KK: Legion comes from the word “legere” or to choose, for your project people can choose to “serve” by adding their image, why was it important to have an element of participation? Will the conscription of this legion ever end?
SS: The conscription will continue as long as viewers send images! The participatory nature of the website brings others into the visual conversation and examines current technological and social trends: rapid file exchange, personal image sharing, social networking. I see this project as a way of playing with “the archive” as an idea full of creative potential, as opposed to a brick and mortar repository housing dusty information. Thanks to technological innovation, the archive can be decentralized with nodes reaching from my website to others’ computers to every photo album buried in closet. We Are Legion, like Facebook or Flickr, encourages us to remove our personal images from one context (desktop image folder, family photo album) and to insert them into a typology that reveals something about the collective. Obviously, We Are Legion is more specific and blatantly aestheticized but the mechanism is similar.
KK: What is this legion fighting for, or what is their line of defense?

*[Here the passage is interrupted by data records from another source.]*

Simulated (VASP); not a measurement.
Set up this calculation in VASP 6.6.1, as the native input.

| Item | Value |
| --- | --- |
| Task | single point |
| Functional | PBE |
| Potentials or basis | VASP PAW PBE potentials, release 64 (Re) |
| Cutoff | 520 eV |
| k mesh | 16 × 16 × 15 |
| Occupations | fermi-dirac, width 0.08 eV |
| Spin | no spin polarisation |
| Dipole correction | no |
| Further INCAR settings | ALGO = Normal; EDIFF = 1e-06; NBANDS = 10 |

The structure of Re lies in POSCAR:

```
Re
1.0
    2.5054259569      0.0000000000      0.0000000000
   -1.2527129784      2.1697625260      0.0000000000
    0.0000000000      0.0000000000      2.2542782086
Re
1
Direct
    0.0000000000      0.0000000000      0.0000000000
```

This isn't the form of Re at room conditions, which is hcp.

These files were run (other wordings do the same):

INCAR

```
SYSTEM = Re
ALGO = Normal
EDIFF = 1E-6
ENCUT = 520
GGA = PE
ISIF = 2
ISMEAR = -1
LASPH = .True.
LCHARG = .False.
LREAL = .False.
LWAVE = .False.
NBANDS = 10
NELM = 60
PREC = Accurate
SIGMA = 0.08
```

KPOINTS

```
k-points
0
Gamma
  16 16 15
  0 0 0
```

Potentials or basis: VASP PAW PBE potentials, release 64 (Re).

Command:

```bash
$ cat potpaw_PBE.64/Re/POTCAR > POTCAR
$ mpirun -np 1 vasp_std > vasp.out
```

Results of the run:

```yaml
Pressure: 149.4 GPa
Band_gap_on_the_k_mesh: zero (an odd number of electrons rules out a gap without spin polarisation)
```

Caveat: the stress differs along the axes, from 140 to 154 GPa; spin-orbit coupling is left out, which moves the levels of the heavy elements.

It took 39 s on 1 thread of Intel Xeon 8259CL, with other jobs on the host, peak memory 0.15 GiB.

SS: We Are Legion is meant to be both humorously nostalgic and potentially disturbing. It’s hilarious to see Darth Vader hanging out with Big Bird! Recognizing ourselves (literally if you’re a contributor) in this parade of costumed characters is evidence of our shared experiences, for better or worse. There is nothing inherently right or wrong about the costume choices but there are questions to be asked about the society which made the choices available. The legion isn’t really fighting for anything and maybe that’s the point.
About
Slappe is an artist and curator whose work has been exhibited nationally and internationally at the South Carolina State Museum; The Centre for Contemporary Art in Glasgow; The Sarai Media Lab in Delhi; Artists’ Television Access in San Francisco; and The Art Gym at Marylhurst University in Portland, OR. Slappe was the recipient of a Couture award from the New American Art Union in Portland for Shelter in Place, 2009.